So I was reading a comment thread on a blog, and one of the commenters dropped in a reference to Pap Finn. With no explanation except a somewhat pissy comment that anyone who didn't understand what he meant should go reread Huckleberry Finn. First of all, congratulations for remembering your middle school reading list better than I do; aren't you special. But, I did kind of want to know what the guy was talking about so I googled "pap finn."
The first result turned out to be an essay excerpt from a "buy a paper" site. I had never actually seen a purchased paper before. Since I went to college back in the dawn of prehistory (cough...wheeze) there weren't websites for ... well actually there weren't any websites at all, as far as I know. (the Internet existed though I hadn't yet heard of it, and I think the Web did not yet exist.) For sure there weren't websites where you could buy term papers. At the time I had heard rumors of "places" where one could buy finished papers on every topic imaginable, but had no idea how such a purchase would be made, nor any desire to find out. As far as I knew at the time, this rumor had about as much truth, and as much value, as CHUDs living in the tunnels under West Campus.

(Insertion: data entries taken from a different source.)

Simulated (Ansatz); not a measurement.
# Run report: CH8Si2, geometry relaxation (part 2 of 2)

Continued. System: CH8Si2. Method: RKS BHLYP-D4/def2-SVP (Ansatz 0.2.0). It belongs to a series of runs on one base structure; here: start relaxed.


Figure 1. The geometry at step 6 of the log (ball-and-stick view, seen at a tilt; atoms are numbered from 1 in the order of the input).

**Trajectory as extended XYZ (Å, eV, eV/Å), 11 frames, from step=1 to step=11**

Anyway. This was my first look at a term paper for purchase and I have to say, I'm kind of appalled at how bad it is. Not just lacking in insight, but totally ungrammatical. The strange thing is that it starts out okay, and gradually devolves until the end of the excerpt is almost nonsensical. Examples: "He catch me a couple of times and thrashed me but I went to school just the same, and dodged him or outrun, but reckoned he'd go now to spite Pap," explained Huck when he had noticed that his father's actions had shows when Pap was envying of Huck being more educated than he is. Or: When alcohol entered into Pap body made him acts in a disapprobation manner.
I don't feel a whole lot of pity for students who buy papers, but still, anyone who paid for that got robbed. I've heard teachers say that they always know when a student turns in a paper they bought. Is this why, because the papers are so bad? It reads like it was run through a gibberifying machine. Maybe it was: maybe the excerpts are so bad to prevent people from copying them and using them for free. Maybe when you pay you get a clean, grammatical version of the paper. Their FAQ page doesn't say so, but it could be.
2 Comments
I'm not 100% sure the term "internet" had even been coined when you graduated--it seems to date to 1989. Tim Berners-Lee's first hypertext language was in 1980, but HTML wasn't until 1991. The CHUDs under West Campus weren't installed until 1993.
I graduated in 1990, but I think I didn't get net access until a year or so later. I can't honestly remember how I first heard of the internet. Maybe through Charles who had gotten an employee account at Duke. I remember I got my first account by pretending to work for him. I used to dial in to Duke and then telnet to whatever I wanted to do. MUSHing mostly. I definitely missed the CHUDs.